(Dis)passionate Judging

Stina Bergman Blix, Uppsala University

“This court is a court of law, not of moral”, the judge emphasizes with a stern voice to the crying parents before she decides to separate their Siamese twins against their will so that one child will die instead of both. The reminder is delivered by actor Emma Thompson in the movie ’The Children Act’, based on the Ian McEwan book with the same name. Actors seldom play judges well because they cannot help to leek feelings, but Thompson excels by not showing too much. Her feelings are glimpsed in miniscule changes to her face or posture just like real life judges. The problem, if we want to compare her portrayal with real life, is that in the movie it is about morality. The glimpses of Thompson’s feelings show her occupation with the moral problem, while the glimpses I see in my studies of real judges concern their work – how to decide.
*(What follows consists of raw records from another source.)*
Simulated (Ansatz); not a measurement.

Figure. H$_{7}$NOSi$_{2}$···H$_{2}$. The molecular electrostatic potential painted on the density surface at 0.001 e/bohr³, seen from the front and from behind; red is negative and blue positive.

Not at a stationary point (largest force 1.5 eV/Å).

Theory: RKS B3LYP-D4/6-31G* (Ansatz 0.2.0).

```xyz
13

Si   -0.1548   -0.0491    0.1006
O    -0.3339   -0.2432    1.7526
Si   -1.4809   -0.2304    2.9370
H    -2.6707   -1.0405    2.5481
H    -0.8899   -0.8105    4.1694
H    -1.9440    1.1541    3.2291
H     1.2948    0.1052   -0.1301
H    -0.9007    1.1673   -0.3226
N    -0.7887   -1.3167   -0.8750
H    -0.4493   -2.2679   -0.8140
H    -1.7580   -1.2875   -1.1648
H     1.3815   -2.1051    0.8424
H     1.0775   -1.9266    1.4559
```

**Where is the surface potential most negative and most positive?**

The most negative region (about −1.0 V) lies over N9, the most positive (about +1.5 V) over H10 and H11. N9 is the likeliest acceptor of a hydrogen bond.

In the movie, the judge has built an emotional shield to protect her from the tragic stories in her everyday work life. This is probably true to some extent for real life judges too. The repetition of cases and daily exposure to misery can turn anyone numb eventually, but I would argue that the most important blocking is not due to numbness, but to the fact that judges are occupied by other feelings crucial for their work. They need to feel interest in the case; doubt different versions of events; critically scrutinize the facts; and keep their certainty at bay until they have heard all the evidence, but not decide on a verdict until they feel certain. This process of thinking and feeling is regulated by rules and statutes demanding that stories are told in ways that assist correct decision-making. In real life court hearings, the stories are not told the way they are in the cinema, they are strictly demarcated to provide facts related to the relevant prerequisites and fragmented by the question-answer style of examinations and cross-examinations. In our article (Dis)passionate law stories: the emotional processes of encoding narratives in court (Vol 49, Issue 2, 2022) we show that these streamlined ‘law stories’ produce distance from emotional as well as moral implications. The feelings I glimpse when I sit in court and hear in my conversations with judges afterwards are ease and interest when stories align with legal requirements, contrasted with disinterest and irritation when ‘too many’ details are introduced. Emma Thompson’s brilliant continence would be more accurate if we could glimpse doubt and certainty rather than sympathy and guilt. Morality is acutely present, but in the form of high expectations to live up to this professional ideal of listening, evaluating and deciding. 

Yet morality of the kind Thompson’s judge denounces are no doubt present in the cases I hear in my studies. A father beating and starving his child for years, a husband continuing to stab his wife long after she has died from her wounds, an old woman being raped by her care-taker are just a few examples from the top of my head. Even though the judge (in the movie) refers to the law as opposite to moral and the Swedish judges in my studies argue that their work has nothing to do with morality, the law itself is of course fundamentally moral. The father, husband and caretaker all received harsher sentences because of their perceived cruelty and the vulnerability of their victims. We do not want angry judges who let their moral outrage block their ability to doubt and scrutinize the facts, but at the same time, we want them to experience the reality of the cases they deal with. This is an important and tricky balance that researchers need to explore further. 

I have not yet met a judge who does not take her work seriously, so the potential empathy deficit is not one of downplaying the severity or authenticity of the cases per se. But in adversarial procedures the reality is often up for dispute, the parties want to persuade the judge of their version of the event, and since judges need to follow a strict process in their evaluation in these stories, their empathic immersion is bound to be restrained. When I recently talked about judicial decision-making at a conference I was suddenly overwhelmed by the contrast between my own and the other participants’ presentations in the panel. We all referred to gruesome events of murder, war crime, refugee trauma, and intimate partner violence, but while the other researchers painted vivid pictures of despair, pain and anger, I described subtle emotions of interest, doubt and certainty. They explored the emotional tolls of managing, retelling and working with these events in court, I scrutinized the process of deciding on them. Does it jeopardize the publics’ trust in the rule of law if the discrepancy in emotional and empathic experience of the same case is too large between the tellers—witnesses, defendants, councils, and the listening judges?